Tropical Chicken Burgers
Cooking: as per instructions on pack
With pineapple and creamy coleslaw, these Tropical Chicken Burgers are a fun twist on the traditional burger and make a popular choice for school lunches. Most of the prep for these burgers can be done while the Steggles Crumbed Chicken Burgers are cooking; making this is a simple and quick lunch option to put together - especially if you are preparing food for a large group of children.
Ingredients for a single serve
- 1 Steggles Crumbed Chicken Burger
- 1 medium sized bread roll
- 1/3 cup of pre-mixed coleslaw
- 1 pineapple rings
- 1 slices of cheese
- mayonnaise to taste
- Cook the Steggles Crumbed Chicken Burgers as per on pack instructions.
- Slice the bread rolls in half and place coleslaw on the bottom of each roll and top with a tablespoon of mayonnaise. Place a cooked Crumbed Chicken Burger on top of it before adding a slice each of pineapple and cheese. Finish by putting the bread roll back on.
- Instead of pre-packaged coleslaw you can make your own by thinly slicing 1/2 a red and green cabbage, grating three small carrots and finely dicing 3 spring onions.
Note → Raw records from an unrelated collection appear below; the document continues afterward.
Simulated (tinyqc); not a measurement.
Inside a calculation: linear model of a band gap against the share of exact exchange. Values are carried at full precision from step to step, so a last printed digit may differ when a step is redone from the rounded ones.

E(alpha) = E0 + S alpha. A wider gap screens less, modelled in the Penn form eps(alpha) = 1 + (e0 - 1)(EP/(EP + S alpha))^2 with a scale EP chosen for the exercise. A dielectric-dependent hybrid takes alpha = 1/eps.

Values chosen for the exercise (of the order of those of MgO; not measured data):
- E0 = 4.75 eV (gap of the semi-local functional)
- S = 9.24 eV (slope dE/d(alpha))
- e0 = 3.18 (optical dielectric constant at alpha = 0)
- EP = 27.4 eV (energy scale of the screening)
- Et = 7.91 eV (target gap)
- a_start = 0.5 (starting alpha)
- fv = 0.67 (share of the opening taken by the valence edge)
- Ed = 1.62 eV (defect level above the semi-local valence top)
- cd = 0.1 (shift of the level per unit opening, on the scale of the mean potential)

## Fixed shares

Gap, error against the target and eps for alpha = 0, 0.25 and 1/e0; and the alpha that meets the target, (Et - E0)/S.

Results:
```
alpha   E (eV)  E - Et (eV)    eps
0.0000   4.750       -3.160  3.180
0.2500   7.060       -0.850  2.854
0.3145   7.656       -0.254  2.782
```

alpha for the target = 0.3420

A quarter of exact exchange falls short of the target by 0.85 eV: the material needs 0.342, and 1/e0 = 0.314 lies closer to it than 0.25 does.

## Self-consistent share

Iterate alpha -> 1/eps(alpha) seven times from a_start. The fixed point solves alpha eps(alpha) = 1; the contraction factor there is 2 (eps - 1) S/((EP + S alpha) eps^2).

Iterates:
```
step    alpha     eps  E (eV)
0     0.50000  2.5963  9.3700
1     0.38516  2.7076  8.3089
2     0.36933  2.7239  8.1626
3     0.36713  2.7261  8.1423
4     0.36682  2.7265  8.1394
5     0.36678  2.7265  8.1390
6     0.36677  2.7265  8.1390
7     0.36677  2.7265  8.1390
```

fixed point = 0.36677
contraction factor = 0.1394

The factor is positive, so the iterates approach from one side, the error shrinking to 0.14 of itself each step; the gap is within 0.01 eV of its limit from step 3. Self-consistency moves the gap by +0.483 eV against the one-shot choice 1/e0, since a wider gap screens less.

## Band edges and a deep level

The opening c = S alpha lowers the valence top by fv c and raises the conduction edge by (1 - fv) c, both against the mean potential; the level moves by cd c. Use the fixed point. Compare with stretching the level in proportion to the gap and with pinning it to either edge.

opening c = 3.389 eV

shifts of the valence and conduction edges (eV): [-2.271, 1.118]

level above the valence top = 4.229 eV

- You can also use iceberg lettuce or mixed lettuce leaves if coleslaw is not available.
- Wholemeal rolls were used to make these Tropical Chicken Burgers, however you can use any type of bread rolls.
- Place the pineapple rings onto a piece of paper towel to remove any excess juice before adding to the Tropical Chicken Burgers to help prevent the Crumbed Chicken Burger from going soggy.